LIVE: Funeral for a Friend / No Bragging Rights / Creeper @ Electric Ballroom

By Tamsyn Wilce

Fourteen years as a band is an achievement on many levels and being known as one of the most hard-working and honest bands the UK has to offer is a reputation not many are lucky to be labelled with. But, that’s what you get when you’re Funeral for a Friend, seven albums in and still touring relentlessly like they did ten years ago, some of the members may have changed but the passion still runs throughout. Tonight the emo-punk masters hit Camden’s Electric Ballroom to flaunt material old and new to a crowd that never gave up on the band many forgot about.

Funeral for a Friend are well-known for bringing new bands along on tour with them and opening the show this evening are a punk band who have been creating quite a buzz around themselves. As their flamboyant frontman jolts around the stage to the thrashing instruments and raucous rhythms, it’s clear why Creeper are swiftly becoming hot property.

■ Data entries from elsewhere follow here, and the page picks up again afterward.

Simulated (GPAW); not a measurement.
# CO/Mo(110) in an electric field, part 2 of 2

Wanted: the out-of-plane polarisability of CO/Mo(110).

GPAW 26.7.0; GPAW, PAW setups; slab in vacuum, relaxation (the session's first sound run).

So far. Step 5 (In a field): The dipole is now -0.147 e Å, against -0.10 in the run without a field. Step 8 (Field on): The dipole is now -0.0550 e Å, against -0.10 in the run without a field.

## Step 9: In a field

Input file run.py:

Californians No Bragging Rights are next up, both aesthetically and sonically different to the performance Creeper delivered. No Bragging Rights aren’t here for tomfoolery, they’re here to get shit done and make sure every person in the crowd is listening. Performing tracks from 2014’s ‘The Concrete Flower’, their fast-paced hardcore fills the room with angst and distortion, each chorus allowing for a little bounce and crowd action. Many of the anthems on the record have dark meanings behind them and vocalist Mike Perez is very outspoken about such issues, but although it can often be intriguing to hear the tales behind each track, it all got a little too bleak to enjoy. There’s only so many times you can hear about suicide, broken homes and almost killing your friends in a car accident before you start losing sight of what you’re here for, to enjoy the music.

Having spent most of 2013 and 2014 giving in to their long-term fans’ requests of playing their older material, with specialist album shows receiving high praise, tonight was about celebrating how far Funeral for a Friend have travelled in their fourteen years. Now on their seventh studio album with ‘Chapter and Verse’, it’s understandable that the setlist focuses around their recent work, kicking things off with ‘Pencil Pusher’ and tracks featured on 2013’s ‘Conduit’.

Undeniably they can’t get far through a set without bringing up the past, as ‘Streetcar’ and ‘Bend Your Arms to Look Like Wings’ receive the first real cheers of the night. Touching upon some of the issues raised in ‘Chapter and Verse’, frontman Matt Davies-Kreye giving an insight to his lyrical influences for ‘1%’ and ‘The Jade Tree Years Were My Best’ it appears the audience are warming to this album more than they have done previously. However there was something that didn’t quite sit right with their overall performance, it didn’t look as comfortable as usual, some of the sound levels were out and it was a little more than rough around the edges, which is slightly disappointing.

That said, it’s Funeral for a Friend. They’ve been through plenty of shit throughout their time as a band and have never been ones to polish their art so it’s perfect. They like being inconsistent with their sound and sometimes that lack of perfection appears in their live shows. But in true Funeral for a Friend fashion, before any negative thoughts can settle in, the instantly recognisable chimes of ‘History’ echo out and that little shiver runs up the spine, as it always does when you hear over a thousand people chant back that chorus. ‘Roses for the Dead’ is our final dose of energy for the evening, not a single word left unsung by the crowd, the band gives their thanks and appreciation for always supporting them and they leave the stage, the venue lights come on but the crowd refuse to move.

Funeral for a Friend are a band who never do encores, ever. Tonight though, with the fans demanding just one more drop of nostalgia before making their way home, and the band not being ones to leave their fans disappointed, they make an exception to the rule and return once more. As they quickly decide on an unrehearsed, last minute addition they launch into ‘Escape Artists Never Die’ and the atmosphere in the Ballroom becomes electric, with people rushing back in to witness the surprise encore. Bassist Richard Boucher flips himself into the audience for the final chorus and it’s evident that tonight has been unlike any show they’ve played in a while, something the band could not be more thankful for.